Maximizing Barbecue Smoke Coverage

Ian, the owner of Deep800080, is planning a barbecue on his narrow pier that stretches from the shore into the lake. His special barbecue charcoal produces a unique, deep purple smoke that forms a perfect circle with a fixed maximum radius \(r\) around the grill.

There are several ships anchored at various positions in the lake. A ship is considered alerted if it is within or on the boundary of the smoke circle.

Given the positions of the ships in the plane and the smoke radius \(r\), determine the maximum number of ships that can be alerted by optimally placing the barbecue grill on the pier. You may assume that the pier corresponds to the non\(-negative\) x\(-axis\) (i.e., points of the form \((x,0)\) with \(x \ge 0\)). Each ship is represented by its coordinates \((x_i,y_i)\) in the plane.

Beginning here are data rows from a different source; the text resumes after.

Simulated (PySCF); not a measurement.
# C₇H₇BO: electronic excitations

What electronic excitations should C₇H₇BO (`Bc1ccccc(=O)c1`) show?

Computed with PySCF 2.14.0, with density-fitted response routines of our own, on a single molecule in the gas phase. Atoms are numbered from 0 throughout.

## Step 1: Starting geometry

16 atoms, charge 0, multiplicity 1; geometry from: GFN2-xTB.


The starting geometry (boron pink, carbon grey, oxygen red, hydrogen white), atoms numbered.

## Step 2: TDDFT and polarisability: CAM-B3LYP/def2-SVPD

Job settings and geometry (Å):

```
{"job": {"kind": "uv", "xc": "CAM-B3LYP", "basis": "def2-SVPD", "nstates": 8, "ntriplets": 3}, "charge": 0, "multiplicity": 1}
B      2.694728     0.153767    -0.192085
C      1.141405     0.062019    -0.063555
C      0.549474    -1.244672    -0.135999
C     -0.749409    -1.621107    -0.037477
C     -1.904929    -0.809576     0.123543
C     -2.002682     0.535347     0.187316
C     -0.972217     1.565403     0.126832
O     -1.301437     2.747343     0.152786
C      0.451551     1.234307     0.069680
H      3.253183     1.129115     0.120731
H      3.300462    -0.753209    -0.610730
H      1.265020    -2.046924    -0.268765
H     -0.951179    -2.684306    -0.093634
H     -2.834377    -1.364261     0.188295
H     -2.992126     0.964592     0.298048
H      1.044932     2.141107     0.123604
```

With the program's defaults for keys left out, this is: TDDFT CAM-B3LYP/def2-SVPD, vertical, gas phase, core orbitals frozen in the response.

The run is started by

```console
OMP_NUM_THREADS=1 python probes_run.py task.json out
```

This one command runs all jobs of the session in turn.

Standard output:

Mathematically, for a ship at \((x_i, y_i)\) and a barbecue location \((x,0)\), the ship is alerted if \[ (x_i - x)^2 + y_i^2 \le r^2. \]

Your task is to choose a position \(x \ge 0\) on the x-axis such that the number of ships satisfying the above inequality is maximized, and output that maximum count.

inputFormat

The first line contains two integers \(n\) and \(r\) (\(1 \leq n \leq 10^5\), \(1 \leq r \leq 10^9\)), representing the number of ships and the radius of the smoke circle.

Each of the next \(n\) lines contains two integers \(x_i\) and \(y_i\) (\(|x_i|,|y_i| \leq 10^9\)), representing the coordinates of a ship. It is guaranteed that the ships are located on the lake. Note that the barbecue grill can only be placed on the pier, which is along the non-negative x-axis (i.e. points \((x,0)\) for \(x \ge 0\)).

outputFormat

Output a single integer: the maximum number of ships that can be alerted by optimally placing the barbecue grill.

sample

3 5
2 3
4 2
7 5

2